FACES OF DEATH
(director/writer: Daniel Goldhaber; screenwriter: Isa Mazzei; cinematographer: Isaac Bauman; editor: Taylor Levy; music: Gavin Brivik; cast: Barbie Ferreira (Margot), Dacre Montgomery (Arthur, psycho killer), Josie Totah (Samantha, Online Influencer), Aaron Holliday (Ryan), Jermaine Fowler (Margot’s boss), Charlie xcx (Gabby, co-worker), Kurt Yue (Local TV News Anchor), Ash Maeda (Drew); Runtime: 98; MPAA Rating: R; producers: Don Murphy, Susan Montford, Greg Gilreath, Adam Henricks; Shudder release/IFC Films; 2026)
“An unwatchable exploitation film.”
Reviewed by Dennis Schwartz
The low-budget gory faux documentary “Faces of Death” (1978), a follow-up to the 1970 Mondo Film, was a cult film about supposedly real-life and staged murders. It did well money-wise on VHS rentals even if it turned out that everything was staged.
It had seven remakes before its demise in 1999. Daniel Goldhaber (“How to Blow Up a Pipeline”/ “Cam”) and his regular co-writer Isa Mazzei try to bring something new to it but have the same bad results. They shot it three years ago.
The New Orleans resident Margot (Barbie Ferreira) works at Kino Moderation as the moderator of social media videos depicting deplorable online physical and mental situations. Her stomach for such revolting films impresses her boss (Jermaine Fowler), who tells her that he’s in the business to “Give the people what they want!”
Margot acts as an amateur detective as she comes across videos of the grizzly killings from the serial killer Arthur (Dacre Montgomery), a cell phone store manager, who recreates the killings from the Arthur of the 1978 flick. She gets hold of the new Arthur’s videos, with him in red contact lenses and wearing a white stocking mask, as he imprisons several people in cages in his basement. Since her boss won’t let her call the cops, she acts on her own to track the serial killer down and gets into a dangerous situation with the killer.

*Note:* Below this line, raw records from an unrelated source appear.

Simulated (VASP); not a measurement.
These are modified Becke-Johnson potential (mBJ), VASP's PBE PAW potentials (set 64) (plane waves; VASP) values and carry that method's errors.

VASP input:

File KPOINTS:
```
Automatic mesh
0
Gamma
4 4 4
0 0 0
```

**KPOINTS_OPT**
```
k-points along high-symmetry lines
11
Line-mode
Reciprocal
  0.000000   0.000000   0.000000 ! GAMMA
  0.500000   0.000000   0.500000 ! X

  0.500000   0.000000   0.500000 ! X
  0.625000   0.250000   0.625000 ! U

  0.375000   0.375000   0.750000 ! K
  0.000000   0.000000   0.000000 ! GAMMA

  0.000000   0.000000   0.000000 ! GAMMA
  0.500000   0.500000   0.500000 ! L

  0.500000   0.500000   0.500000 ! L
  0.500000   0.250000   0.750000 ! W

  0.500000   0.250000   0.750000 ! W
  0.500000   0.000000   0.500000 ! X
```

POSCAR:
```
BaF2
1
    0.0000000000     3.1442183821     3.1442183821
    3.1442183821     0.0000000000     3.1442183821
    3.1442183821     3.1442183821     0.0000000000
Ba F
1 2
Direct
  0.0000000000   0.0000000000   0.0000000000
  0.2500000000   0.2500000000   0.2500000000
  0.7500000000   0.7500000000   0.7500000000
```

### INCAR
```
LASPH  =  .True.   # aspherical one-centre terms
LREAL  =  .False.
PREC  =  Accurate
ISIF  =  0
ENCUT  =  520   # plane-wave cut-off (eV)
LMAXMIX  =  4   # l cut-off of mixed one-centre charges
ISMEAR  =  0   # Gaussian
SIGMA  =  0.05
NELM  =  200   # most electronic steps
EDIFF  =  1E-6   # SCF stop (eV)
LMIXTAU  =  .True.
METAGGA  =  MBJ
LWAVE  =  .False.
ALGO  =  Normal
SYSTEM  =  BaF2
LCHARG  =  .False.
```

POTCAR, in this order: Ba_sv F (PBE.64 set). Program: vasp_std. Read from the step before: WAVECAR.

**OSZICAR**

Margot lives with Ryan (Aaron Holliday), an artist who has a thing for watching misogynist videos, and on the job she deals with the glum stoner Gabby (Charlie xcx). To keep from losing it, Margot loads up on stimulants.
Moving the sleazy film’s story-line to the online world doesn’t make it more tolerable, or socially redeeming, or give it more value. I found it to be an unwatchable exploitation film made by mercenaries for an audience that finds such crap entertaining.